When the battery supplies power: electrons flow from the Cathode through the electrolyte and then to the Anode. They then flow from the Anode into your device.

When charging the battery the process is reversed. Electrons are supplied to the ANODE and they flow back into the battery and pack on the sponge like holes in the Cathode. Mnemonic to help remember is ACID (Anode Current Into Device) See Michael Faraday below.

As the battery is packed with electrons, the internal resistance rises thus requiring a higher and higher voltage to push the electrons into the battery. By measuring this voltage you have the means of determining when to stop the charge 4.2V and also the state of charge.

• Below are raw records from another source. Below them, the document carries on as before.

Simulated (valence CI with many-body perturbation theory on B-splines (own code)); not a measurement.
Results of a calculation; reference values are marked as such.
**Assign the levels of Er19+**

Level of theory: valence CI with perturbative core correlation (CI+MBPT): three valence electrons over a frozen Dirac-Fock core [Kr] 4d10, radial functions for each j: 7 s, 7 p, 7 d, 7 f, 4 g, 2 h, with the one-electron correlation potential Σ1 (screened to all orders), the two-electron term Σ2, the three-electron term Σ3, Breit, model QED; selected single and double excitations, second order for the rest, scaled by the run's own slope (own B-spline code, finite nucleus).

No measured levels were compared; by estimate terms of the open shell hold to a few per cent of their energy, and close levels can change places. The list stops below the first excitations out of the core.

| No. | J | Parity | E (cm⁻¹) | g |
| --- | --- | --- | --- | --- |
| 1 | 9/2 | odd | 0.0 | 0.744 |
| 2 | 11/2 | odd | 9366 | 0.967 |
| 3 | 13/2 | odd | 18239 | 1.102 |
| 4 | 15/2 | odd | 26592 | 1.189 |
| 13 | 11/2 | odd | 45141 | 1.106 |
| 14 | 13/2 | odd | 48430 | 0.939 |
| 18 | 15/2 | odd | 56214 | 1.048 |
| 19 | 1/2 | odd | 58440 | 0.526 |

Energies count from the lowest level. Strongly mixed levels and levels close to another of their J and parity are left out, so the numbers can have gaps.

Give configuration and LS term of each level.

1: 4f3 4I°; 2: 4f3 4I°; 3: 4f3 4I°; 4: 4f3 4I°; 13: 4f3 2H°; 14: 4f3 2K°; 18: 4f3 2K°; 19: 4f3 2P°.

Battery aging occurs with the cycles. When electrons flow back and forth between the anode and cathode filaments called dendrites begin to wick into the electrolyte. CAF is the term used in printed circuit board construction = Cathode to Anode Filaments. As the lithium disperses into the electrolyte, there is less space on the sponges to hold electrons. Different chemistries and battery cell manufacturers provide varying lifespan. A reasonable cycle count after which your battery will start to degrade is 200 cycles. Imagine the electrode as a parking garage with fewer places to park than it had when it was new - also known as original design capacity in milliampere hours.

Related digression: In printed circuit boards - some of the copper from the vias move into the insulating layers of the dielectric. FR-4 is one of the most commonly used board materials. It is a copper clad laminate between layers of woven glass and epoxy. The PCB and the lithium battery have a similar effect in that over time filaments grow in the insulating material. In the Madsonline circuit boards for the Cxx chargers, the dielectric constant of the circuit board material FR4 is 4.5 with a PrePeg thickness of 10.7 mil. The traces that run the data are differential pairs 17.25 mils wide with a 90 Ohm impedance.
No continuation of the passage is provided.